In the Cawley household, Christmas is still a time of benevolent wonderment and outright lies. The beautiful Christmas tree shines in the middle of the big bay window, the plastic carolers sit frozen in a sea of fake snow next to the front door, and my parents insist that Santa is real to their four children between the ages of 18 and 27.
Not to ruin the surprise for any four year olds that might be reading, but just to be clear, the four of us do know that Santa isn’t real. We know that he doesn’t account for 50% of our presents and his lust for sugar cookies is merely a clever ploy to further cement our long-gone holiday belief.
We let them know that we know, too. The Cawley children poke holes in Santa’s story more often than your family’s most infamous atheist. Not because we hate Christmas, but because our parents’ ability to fend off accusations of the most obvious lie in the world are nothing short of jaw-dropping. Mostly because they stick to the script. Every inquiry about what we’re getting for Christmas is met with a barely sarcastic, “Well you’ll have to ask Santa,” which is hard to argue with.
Despite our collectively cynical points of view, my parents hold strong. Year in and year out, they endure the snide remarks, the side-eyed glances, and the unending hope that we’ll catch them in an unexplainable lie on the happiest day of the year. They put out cookies, rustle the fireplace, and label every other present as “From: Santa” in handwriting that is more unrecognizable than that found on your physician’s prescription pads.
Every year we grow older, we assume that this year is going to be the last year. We believe that eventually they will cave and Christmas will simply be that one time of year we all hang out and give each other gifts. No more illusions of magical sleighs, flying livestock, or sugar-crazy madmen breaking into our houses to leave us things we only kind of need. Every year, we assume their resolve with dwindle.
But low and behold, next year rolls around and their resolve has doubled. Santa is more real than Bruce Springsteen and his cookie cravings have doubled along with their resolve. His reindeer are stronger, his sleigh is bigger, and his Ho’s are louder and more glorious than ever before.
And behind that cynical facade us Cawley kids put up is an undeniable appreciation for their commitment. Because this herculean resolve pays off five minutes before Christmas starts, as my parents force us to wait at the top of the stairs before we can descend on our gifts. These four adult Cawley children are turned into 5 year olds that want nothing more than to storm down those stairs and rip open every present that they can get their hands on, all because of this resolve.

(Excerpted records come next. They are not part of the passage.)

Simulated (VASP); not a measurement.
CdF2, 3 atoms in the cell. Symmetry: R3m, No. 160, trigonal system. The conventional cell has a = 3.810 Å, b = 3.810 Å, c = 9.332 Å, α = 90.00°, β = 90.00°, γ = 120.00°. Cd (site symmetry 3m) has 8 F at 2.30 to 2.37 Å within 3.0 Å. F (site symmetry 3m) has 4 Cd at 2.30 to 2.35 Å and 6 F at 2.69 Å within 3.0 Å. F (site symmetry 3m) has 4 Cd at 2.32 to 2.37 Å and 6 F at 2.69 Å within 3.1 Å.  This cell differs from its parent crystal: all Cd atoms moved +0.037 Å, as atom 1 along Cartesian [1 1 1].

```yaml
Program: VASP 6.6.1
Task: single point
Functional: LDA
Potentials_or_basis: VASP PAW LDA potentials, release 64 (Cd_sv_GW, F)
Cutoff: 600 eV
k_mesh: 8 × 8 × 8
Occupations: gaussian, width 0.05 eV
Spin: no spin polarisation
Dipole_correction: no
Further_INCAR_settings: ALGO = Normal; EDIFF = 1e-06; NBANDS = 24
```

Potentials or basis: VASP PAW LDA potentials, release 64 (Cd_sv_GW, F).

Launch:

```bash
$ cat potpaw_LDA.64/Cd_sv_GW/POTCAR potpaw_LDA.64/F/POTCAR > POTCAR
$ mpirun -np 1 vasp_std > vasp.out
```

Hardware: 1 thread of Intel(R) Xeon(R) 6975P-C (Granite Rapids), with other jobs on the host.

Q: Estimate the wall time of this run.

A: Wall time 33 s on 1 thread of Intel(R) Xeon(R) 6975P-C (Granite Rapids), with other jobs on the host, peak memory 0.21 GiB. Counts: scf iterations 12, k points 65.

An audible “Whoooooa” can be heard at every Cawley Christmas morning. Not because we’re in shock at the amount presents in front of us, but because, for a split second, it feels like Santa really did show up. Our 20-something coolness is briefly suspended by a story that our parents have been telling us for almost three decades. A story that has no basis in reality but is more important than any carol, psalm, or prayer you’ll say on Christmas day:
Miracles can happen. Even if your parents have to lie about them.